With his latest tariff moves, President Donald Trump has initiated the opening salvos of a potential global trade war.
Up to now, his targets have been individual countries: China, Canada, and Mexico. On Monday, however, he announced 25% tariffs on all steel and aluminum imports. This is an escalation of the 2018 actions during his first administration when he carved out exceptions for some steel-producing countries and some Chinese goods.
This time, there are no exceptions.
Why We Wrote This
New U.S. tariffs create tension. The question is whether the next steps by the U.S. and its trading partners will involve more escalation – or conciliation to ease the conflict.
And on Sunday, the president said he would announce reciprocal (dollar-for-dollar) tariffs later this week on any nation that imposes duties on U.S. goods.
“That’s not a full-blown trade war yet,” says Kyle Handley, an economics professor and director of the Center for Commerce and Diplomacy at the University of California, San Diego. “It’s more of a trade cold war.”
It takes two or more to go to war. And so far, only Beijing has retaliated to the new tariffs the Trump administration imposed on China last week. A trade war will expand if and when others follow suit.
Tensions are rising
Tensions are clearly rising, and the question is whether the next steps by the U.S. and its trading partners will involve more escalation or concessions and bargaining to ease the conflict.
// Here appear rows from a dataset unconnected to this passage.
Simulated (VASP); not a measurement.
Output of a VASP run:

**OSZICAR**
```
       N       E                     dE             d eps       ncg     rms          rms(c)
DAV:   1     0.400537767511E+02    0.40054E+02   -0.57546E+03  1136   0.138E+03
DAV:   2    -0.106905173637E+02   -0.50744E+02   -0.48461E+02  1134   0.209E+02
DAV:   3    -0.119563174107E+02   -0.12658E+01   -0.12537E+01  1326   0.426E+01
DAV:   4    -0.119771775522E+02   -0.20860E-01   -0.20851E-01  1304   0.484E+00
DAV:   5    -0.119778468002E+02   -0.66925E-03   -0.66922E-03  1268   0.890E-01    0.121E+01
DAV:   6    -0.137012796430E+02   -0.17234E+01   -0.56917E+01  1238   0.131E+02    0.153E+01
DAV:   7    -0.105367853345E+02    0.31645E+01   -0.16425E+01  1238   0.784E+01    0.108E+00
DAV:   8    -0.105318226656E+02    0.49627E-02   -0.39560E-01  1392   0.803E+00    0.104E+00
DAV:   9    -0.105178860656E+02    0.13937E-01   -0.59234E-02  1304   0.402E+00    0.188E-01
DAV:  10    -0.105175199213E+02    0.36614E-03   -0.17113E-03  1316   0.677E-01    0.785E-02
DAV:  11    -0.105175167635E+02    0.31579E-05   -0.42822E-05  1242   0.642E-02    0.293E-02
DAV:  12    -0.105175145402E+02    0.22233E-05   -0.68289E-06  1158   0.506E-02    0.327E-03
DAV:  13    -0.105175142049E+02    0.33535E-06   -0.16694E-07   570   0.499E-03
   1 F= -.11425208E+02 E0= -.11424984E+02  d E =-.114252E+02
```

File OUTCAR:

Reactions from abroad varied. In France, foreign minister Jean-Noël Barrot said the European Union would retaliate if America’s steel tariffs were enacted. “There is no hesitation when it comes to defending our interests,” he said in an interview on French television prior to Mr. Trump’s Monday announcement.
In Mexico, the No. 2 steel exporter to the U.S., President Claudia Sheinbaum took a wait-and-see attitude and promised to keep a cool head. She and Canadian Prime Minister Justin Trudeau both won one-month delays from U.S. tariffs earlier this month by stepping up efforts to secure their borders with the United States.
For China, already locked in a seven-year trade war with the U.S., Monday marked the first day of its $14 billion retaliation against specific U.S. imports. It imposed levies of 10% to 15% on imports of U.S. coal and other energy products as well as farm equipment and some cars. A Foreign Ministry spokesperson called for more dialogue and consultation, saying, “Protectionism leads nowhere.”
It’s a refrain many economists are echoing. But in some sectors of the economy, U.S. leaders cheered the president’s moves.
“Trade measures work,” Zach Mottl, chairman of Coalition for a Prosperous America and president of Atlas Tool Works, said in a statement released Monday. He credited Mr. Trump’s 2018 steel tariffs as helping to revive the domestic steel industry. He also pointed to the group’s recent analysis that surging imports into America were putting more than 1 million U.S. jobs at risk. The nonprofit coalition represents domestic manufacturers, workers, farmers, and ranchers who support domestic self-sufficiency over cheap imports.
Wall Street seemed unfazed, with markets moving up on Monday.
Who pays for tariffs in the long run?
But economists, as well as many American business leaders, are taking the longer view. They worry that any gains from “saving” a few targeted industries will be swamped by the effects of what amounts to a tax on everyone else. By imposing new tariffs on everything from imported tools to televisions, the federal government is, in effect, imposing a tax. Importing companies either absorb that cost or they pass it on to consumers.
That’s what happened after the 2002 tariffs President George Bush imposed on steel, according to one study. Local steel employment did not go up, and steel-consuming industries, such as automakers and appliances, saw job losses that persisted for several years, according to James Lake, an economics professor at the University of Tennessee in Knoxville who specializes in international trade policy.
Dr. Handley’s research found that President Trump’s 2018 tariffs spilled over into the export sector, because many of the companies involved in importing steel are also using it to fashion goods they then export. One example is Boeing. His 2020 study found that the tariffs on imports pushed up the price of manufacturing the most affected exports, like airplanes, by up to 4%.
The costs of the latest tariffs won’t just show up in direct revenue and sales losses, he adds. The problem is that the uncertainty caused by Mr. Trump’s sudden moves will cause companies not to make any investments at all because crucial questions will remain unclear. That would mean new factories won’t get built, and new workers won’t be hired because of the ongoing uncertainty.
“If you have that kind of pullback, that’s bad for economic growth,” Dr. Handley says.